String Distance

Natural provides an implementation of three algorithms for calculating string distance: Hamming distance, Jaro-Winkler, Levenshtein distance, and Dice coefficient.

Hamming distance measures the distance between two strings of equal length by counting the number of different characters. The third parameter indicates whether case should be ignored. By default the algorithm is case sensitive.

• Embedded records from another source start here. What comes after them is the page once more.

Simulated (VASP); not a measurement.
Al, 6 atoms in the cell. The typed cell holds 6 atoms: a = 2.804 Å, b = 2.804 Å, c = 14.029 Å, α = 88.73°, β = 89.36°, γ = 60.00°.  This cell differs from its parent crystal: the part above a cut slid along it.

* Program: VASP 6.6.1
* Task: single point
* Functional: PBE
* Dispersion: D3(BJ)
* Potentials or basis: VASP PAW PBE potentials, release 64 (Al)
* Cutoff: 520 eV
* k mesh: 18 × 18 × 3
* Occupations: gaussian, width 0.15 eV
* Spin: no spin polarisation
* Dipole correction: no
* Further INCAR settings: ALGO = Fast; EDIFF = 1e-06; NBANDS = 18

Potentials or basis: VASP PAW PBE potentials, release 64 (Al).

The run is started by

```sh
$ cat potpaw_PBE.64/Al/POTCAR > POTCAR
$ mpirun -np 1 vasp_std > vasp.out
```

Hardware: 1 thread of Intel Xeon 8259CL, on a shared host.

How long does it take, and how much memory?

var natural = require('natural');
console.log(natural.HammingDistance("karolin", "kathrin", false));
console.log(natural.HammingDistance("karolin", "kerstin", false));
// If strings differ in length -1 is returned
console.log(natural.HammingDistance("short string", "longer string", false));

Output:

3
3
-1

The Jaro–Winkler string distance measuring algorithm will return a number between 0 and 1 which tells how closely the strings match (0 = not at all, 1 = exact match):

var natural = require('natural');
console.log(natural.JaroWinklerDistance("dixon","dicksonx"));
console.log(natural.JaroWinklerDistance('not', 'same'));

Output:

0.7466666666666666
0

If the distance between the strings is already known you can pass it as a third parameter. And you can force the algorithm to ignore case by passing a fourth parameter as follows:

var natural = require('natural');
console.log(natural.JaroWinklerDistance("dixon","dicksonx", undefined, true));

Natural also offers support for Levenshtein distances:

var natural = require('natural');
console.log(natural.LevenshteinDistance("ones","onez"));
console.log(natural.LevenshteinDistance('one', 'one'));

Output:

1
0

The cost of the three edit operations are modifiable for Levenshtein:

console.log(natural.LevenshteinDistance("ones","onez", {
    insertion_cost: 1,
    deletion_cost: 1,
    substitution_cost: 1
}));

Output:

1

Full Damerau-Levenshtein matching can be used if you want to consider character transpositions as a valid edit operation.

console.log(natural.DamerauLevenshteinDistance("az", "za"));

Output:

1

The transposition cost can be modified as well:

console.log(natural.DamerauLevenshteinDistance("az", "za", { transposition_cost: 0 }))

Output:

0

A restricted form of Damerau-Levenshtein (Optimal String Alignment) is available.

This form of matching is more space efficient than unrestricted Damerau-Levenshtein, by only considering a transposition if there are no characters between the transposed characters.

Comparison:

// Optimal String Alignment
console.log(natural.DamerauLevenshteinDistance('ABC', 'ACB'), { restricted: true });
1
console.log(natural.DamerauLevenshteinDistance('CA', 'ABC', { restricted: true }));
2
// Unrestricted Damerau-Levenshtein
console.log(natural.DamerauLevenshteinDistance('CA', 'ABC', { restricted: false }));
1

And Dice’s co-efficient:

var natural = require('natural');
console.log(natural.DiceCoefficient('thing', 'thing'));
console.log(natural.DiceCoefficient('not', 'same'));

Output:

1
0

Approximate String Matching

Currently matching is supported via the Levenshtein algorithm.

var natural = require('natural');
var source = 'The RainCoat BookStore';
var target = 'All the best books are here at the Rain Coats Book Store';

console.log(natural.LevenshteinDistanceSearch(source, target));

Output:

{ substring: 'the Rain Coats Book Store', distance: 4, offset: 31 }